WHY WE SHOULD SUPPORT TFL'S PROPOSED EXTENSION OF CYCLE SUPERHIGHWAY 2Just a quick post about TfL's planned proposals to extend Cycle Superhighway 2, the details of which can be viewed here.
Something has changed at TfL. They are daring to propose segregated cycle lanes/ tracks on the proposed CS2 extension which would run from the horrible Bow Interchange to Stratford Town Centre. They are also proposing to take the track behind some of the bus stops. A fair bit of the space for this is being taken away from traffic lanes (wow!).
The scheme is not perfect, but I am not going to debate that in detail here and besides, the Alternative Department for Transport's blog has plenty of detail.
There are many pundits, bloggers and activists out there who have an opinion on these issues and I really think that this scheme has got enough in it for most people. We should all be writing in support of the project and encourage people we know to do so as well. I have no problem with people making suggestions for improvements to the ideas as that is what consultation is for, but we cannot afford for dissenting voices (more on that in a bit).
Despite having an Olympic makeover, Stratford High Street is an urban motorway and in some ways worse than cycling along some of the outer London dual carriageways (not by much though!).
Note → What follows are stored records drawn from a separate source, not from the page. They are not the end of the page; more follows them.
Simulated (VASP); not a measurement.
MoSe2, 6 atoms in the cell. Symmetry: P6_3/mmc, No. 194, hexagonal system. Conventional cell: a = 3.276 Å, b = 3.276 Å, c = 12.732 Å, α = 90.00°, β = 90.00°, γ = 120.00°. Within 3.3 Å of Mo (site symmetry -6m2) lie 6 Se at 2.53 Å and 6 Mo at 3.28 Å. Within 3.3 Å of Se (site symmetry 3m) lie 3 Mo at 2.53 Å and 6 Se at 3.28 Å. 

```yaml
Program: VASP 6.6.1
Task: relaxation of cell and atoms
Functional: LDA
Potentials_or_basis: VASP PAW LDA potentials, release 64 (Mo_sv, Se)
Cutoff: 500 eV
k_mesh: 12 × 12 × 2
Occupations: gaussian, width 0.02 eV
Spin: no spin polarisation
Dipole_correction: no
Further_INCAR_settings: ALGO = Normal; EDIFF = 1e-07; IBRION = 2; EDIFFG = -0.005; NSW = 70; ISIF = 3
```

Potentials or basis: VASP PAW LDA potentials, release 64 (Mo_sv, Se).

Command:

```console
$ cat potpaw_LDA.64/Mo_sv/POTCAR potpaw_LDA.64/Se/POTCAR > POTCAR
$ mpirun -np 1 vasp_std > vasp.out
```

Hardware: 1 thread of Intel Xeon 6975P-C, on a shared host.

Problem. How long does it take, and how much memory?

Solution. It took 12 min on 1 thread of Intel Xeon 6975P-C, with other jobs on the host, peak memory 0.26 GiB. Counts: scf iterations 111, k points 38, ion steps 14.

The reason that this scheme should be supported is that this is the first time (happy to be corrected) that such a radical scheme has been proposed for such a main artery in London and if it can be done here, just imagine how London could look and operate in the next few years.
I would love to have an account on how this scheme came into being in terms of the debate within TfL, what political buy-in there was and who is really pulling the strings.
I am also utterly convinced that many engineers working at TfL and the boroughs have it in them to pull off such radical changes to our highway network, but the thing which has stifled us is the lack of political and senior officer leadership and possibly them willing to take a risk on doing something so different from the predict and provide for the private car that the past 50 years has given us.
My three worries are:
(i) This scheme is actually on Newham's highway network and so will their politicians have the proverbials to see it through?
(ii) When this is shown to be a success, will TfL and the boroughs roll it out?
(iii) If the organised cycle lobby in-fights, then it might be another excuse not to do a proper job.
This could be the master stroke. If Newham throws the scheme out, then TfL can blame them - after all, they did their best to push a radical scheme. If the cycle lobby argues and in-fights, another excuse not to go ahead. But (and this is what is genuinely exciting), if the scheme goes in, it will give TfL and the boroughs the mandate to take this concept forward across London.
Here are two artist's impressions showing what this scheme could look like from TfL's website. I have submitted my response in support, please do the same.
London catches up with the rest and despite TfL's graphic, you don't need to be a MAMIL to use this cycle track!